India’s regulators are acting tough to restore credibility

The recent hyperactivity at both India’s banking regulator and the securities watchdog has caught the market by surprise.
Last Updated 20 March 2024, 04:58 IST

By Andy Mukherjee

The recent hyperactivity at both India’s banking regulator and the securities watchdog has caught the market by surprise. Commercial lenders have taken a rap for hiding their bad loans in private-credit funds. Investment banks are under the scanner for pushing initial public offerings past the finish line by funding mule accounts. A homegrown payments pioneer was told to shut down its bank.

Fintech firms in Bengaluru are complaining about regulatory overreach, as is the traditional finance industry in Mumbai. Even some overseas hedge funds are miffed at being asked to make onerous disclosures.

The screws are going to get tightened further. The reason is simple. Misbehavior of money in the commercial domain has paled into insignificance with the sudden spotlight on its role in the political arena. This scrutiny is affecting both the Reserve Bank of India and the Securities and Exchange Board of India, which are scrambling to repair their credibility.

The SEBI’s reputation took a knock last year after New York-based short seller Hindenburg Research’s attack on Adani Group put its own oversight of the sprawling conglomerate under scrutiny. An Indian Supreme Court-appointed committee said in its report that the regulator had hit a wall in ascertaining if any of the 42 contributories in the 13 offshore funds that had invested in the group’s listed firms were fronts for Gautam Adani, an infrastructure tycoon seen to be close to Indian Prime Minister Narendra Modi. Adani, who denied all of Hindenburg’s allegations, just last week described the short seller’s report as a campaign to politically defame India’s governance practices.

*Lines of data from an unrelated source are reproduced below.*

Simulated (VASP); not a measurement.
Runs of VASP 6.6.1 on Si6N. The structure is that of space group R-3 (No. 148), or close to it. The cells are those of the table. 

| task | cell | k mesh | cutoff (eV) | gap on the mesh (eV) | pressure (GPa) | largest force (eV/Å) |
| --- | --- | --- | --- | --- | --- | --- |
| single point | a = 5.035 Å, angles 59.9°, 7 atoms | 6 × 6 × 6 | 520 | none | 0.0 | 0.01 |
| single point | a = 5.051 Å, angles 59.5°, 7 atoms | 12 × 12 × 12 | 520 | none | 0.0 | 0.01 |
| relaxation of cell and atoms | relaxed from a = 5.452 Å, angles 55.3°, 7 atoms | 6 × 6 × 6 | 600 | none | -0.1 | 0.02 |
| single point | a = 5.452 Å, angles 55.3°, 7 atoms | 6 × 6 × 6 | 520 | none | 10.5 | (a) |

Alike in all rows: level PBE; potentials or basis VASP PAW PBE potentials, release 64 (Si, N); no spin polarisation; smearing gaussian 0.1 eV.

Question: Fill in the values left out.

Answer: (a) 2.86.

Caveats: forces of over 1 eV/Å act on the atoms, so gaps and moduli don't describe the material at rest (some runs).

It would be embarrassing for the Indian regulator — which has until April to wind up its inquiry — to be beaten by US prosecutors. The US Attorney’s Office for the Eastern District of New York and the Justice Department’s fraud unit in Washington are probing if people or firms linked to Adani were involved in paying officials in India for favorable treatment on an energy project. While the investigation is at an advanced stage, it isn’t certain that it will lead to prosecution, Bloomberg News reported Friday. Adani companies described the report as false. The conglomerate’s market capitalization has slid by $6 billion to $184 billion over two days this week.

The RBI’s credibility problem is even more plainly political than the Adani saga. It pertains to the Indian Supreme Court’s sudden ban on an instrument of anonymous political funding introduced by the Modi government in 2018. The judges are pushing the State Bank of India for full disclosures on who gave money to whom. As the country’s largest deposit-taking institution, the SBI is the touchstone of the RBI’s regulatory intent and capability. If the quality of the bank’s data dump of the so-called electoral bonds is any indication, it’s unclear if lenders in the country are adhering to even basic banking hygiene.

Beyond their common motivation to restore credibility, the two regulators have their individual goals. The SEBI is concerned about the froth in asset prices, concentrated positions in illiquid small-cap shares and an unhealthy craze among retail investors for trading options. The market watchdog reckons that it’s time for some spring-cleaning to prolong the excitement in the market. Indian equities, among the most expensive in the world, may extend their eighth straight annual gain once a third five-year term for Modi is assured in polls that get under way next month.

The RBI’s worries run deeper. A Modi win in the elections could spark a new multiyear investment cycle. Losing oversight of credit flows in the economy at this critical juncture could turn out to be a costly mistake.

Lending to overpriced IPOs — or against overvalued gold — aren’t the only risks. Person-to-person transactions, such as tenants using fintech apps to pay rents via cards, are a bit too innovative for the RBI’s taste. The central bank wants beneficiaries of credit-card transfers — on both personal and corporate cards — to be properly registered business entities, authorized to receive merchant payments. But such concerns with financial probity appear rather petty when compared with the elephant in the room: The hijacking of the country’s largest lender by the political executive to run an opaque corporate donations program.

Less than two months ago, the RBI practically shut down payments firm One 97 Communications Ltd.’s banking unit for being lax with its “Know Your Customer” rules. So imagine its horror when the State Bank of India divulged last week, under the top court’s order, that the biggest chunk of funding via electoral bonds facilitated by it came from a lottery operator. Future Gaming and Hotel Services Pvt. gave nearly 14 billion rupees ($165 million) to political parties when its profit in the last five years was less than 4 billion rupees.

When under attack for being too soft, institutions overcompensate in other ways. Expect both the RBI and SEBI to do exactly that by talking tough — and acting tougher.